Phil Hippensteel on IP Surveillance Video4/19/2017 12:02 PM Eastern
In this fourth of our newsletters that have focused on the types of IP video, we will investigate surveillance video. Cameras that send and receive IIP packets and are used for surveillance, are called network cameras. I chose to have a separate discussion about these cameras because their video streams can take three forms:
RTP over UDP
RTP over RTSP (over TCP)
RTP over RTSP over HTTP
Surveillance cameras can create a stream using a combination of two, three, or four of these protocols. Other forms of video such as video conferencing, IPTV, and adaptive bit rate (ABR) video do not provide for this variety of formats.
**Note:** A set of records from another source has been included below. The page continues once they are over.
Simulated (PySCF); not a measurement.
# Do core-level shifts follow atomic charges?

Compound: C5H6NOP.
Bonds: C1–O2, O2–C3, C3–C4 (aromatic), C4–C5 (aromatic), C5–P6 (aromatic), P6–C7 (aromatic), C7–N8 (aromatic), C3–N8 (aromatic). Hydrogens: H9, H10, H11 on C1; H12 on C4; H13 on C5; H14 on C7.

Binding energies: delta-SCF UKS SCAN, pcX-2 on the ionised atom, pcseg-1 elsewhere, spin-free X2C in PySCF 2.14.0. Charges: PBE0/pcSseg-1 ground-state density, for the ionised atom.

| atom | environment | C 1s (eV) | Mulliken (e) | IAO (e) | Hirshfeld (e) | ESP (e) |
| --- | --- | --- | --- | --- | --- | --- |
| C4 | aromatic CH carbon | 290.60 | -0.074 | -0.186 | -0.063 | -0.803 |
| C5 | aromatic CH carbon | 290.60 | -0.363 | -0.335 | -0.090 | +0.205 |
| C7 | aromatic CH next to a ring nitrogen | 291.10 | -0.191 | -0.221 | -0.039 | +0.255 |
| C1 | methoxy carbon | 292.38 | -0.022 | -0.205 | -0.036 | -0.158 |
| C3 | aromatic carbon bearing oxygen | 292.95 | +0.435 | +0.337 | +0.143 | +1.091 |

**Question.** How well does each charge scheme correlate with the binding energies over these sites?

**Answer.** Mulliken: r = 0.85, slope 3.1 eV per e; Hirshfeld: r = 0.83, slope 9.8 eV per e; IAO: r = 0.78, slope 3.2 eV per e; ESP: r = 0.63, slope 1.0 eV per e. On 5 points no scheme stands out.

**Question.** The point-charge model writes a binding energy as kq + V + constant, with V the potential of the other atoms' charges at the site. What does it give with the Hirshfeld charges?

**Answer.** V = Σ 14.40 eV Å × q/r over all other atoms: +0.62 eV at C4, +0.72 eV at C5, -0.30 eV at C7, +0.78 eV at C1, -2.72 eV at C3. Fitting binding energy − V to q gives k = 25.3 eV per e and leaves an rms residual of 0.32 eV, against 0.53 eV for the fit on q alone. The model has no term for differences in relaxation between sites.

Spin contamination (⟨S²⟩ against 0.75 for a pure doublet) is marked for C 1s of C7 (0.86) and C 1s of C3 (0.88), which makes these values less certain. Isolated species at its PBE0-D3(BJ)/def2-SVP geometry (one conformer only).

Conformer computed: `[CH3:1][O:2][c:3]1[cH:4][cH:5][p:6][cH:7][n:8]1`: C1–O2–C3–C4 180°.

Since our focus in these four newsletters has been on how the video interacts with the network, it is apparent that surveillance traffic has the most possible outcomes. So, let’s review an important point from the previous three newsletters: in the data packet carrying the video, it is the protocol header following IP, either TCP or UDP, which determines primarily how the traffic will behave on the network. If that header is UDP, the video flow usually must have a relatively fixed level of bandwidth (BW) and cannot tolerate packet loss. Packet loss most often occurs because of overfilling network buffers. If other traffic consumes too much of the bandwidth at any given time, the UDP video will cause packets to be discarded. Network congestion will have the same effect. Therefore, the first type of video listed, RTP over UDP, will face these network obstacles.
You may ask, “Why use RTP over UDP?” It’s simple and has been used for decades in video conferencing and VoIP. However, it may be difficult to get the traffic through a firewall because it tends to use a range of ports rather than a single port.
Turning now to the second format, RTP over RTSP over TCP, we see a completely different set of outcomes. If the available bandwidth is high, TCP will throttle up to use as much as it requires. For example, a 6 MB/sec HD stream being sent to a playout device will be delivered at that rate. If the receiver is a storage device, TCP will move above 6Mb/sec. A one hour video could be delivered in much less than an hour. If other traffic restricts the available bandwidth to below 6Mb/sec, the video will need to be encoded at a lower resolution so that it can tolerate the lower BW. Dropped packets won’t be much of an issue since TCP provides retransmission of lost packets. Delay can be a problem if you need to see the security video immediately as delay can vary with TCP. Another disadvantage of RTSP based video forms is that they require an RTSP proxy in any firewall the traffic will pass through.
RTP over RTSP over HTTP is also based on TCP. Therefore, it will behave much like RTP over RTSP over TCP. What advantage is there to using HTTP? Flows based on HTTP will pass easily through firewalls. They use TCP port 80 like all web applications. So, firewalls rarely restrict these flows. Cameras that support RTP over RTSP over HTTP usually also support the variant, RTP over RTSP over HTTPS. This makes it possible to encrypt the video.
While many manufacturers support all three of these modes in their cameras, you might check out Axis Communication’s P3707-PE. I referenced their documentation in preparing this newsletter. There is also considerable information in the Internet standard RFC 7826, RSTP Version 2.0.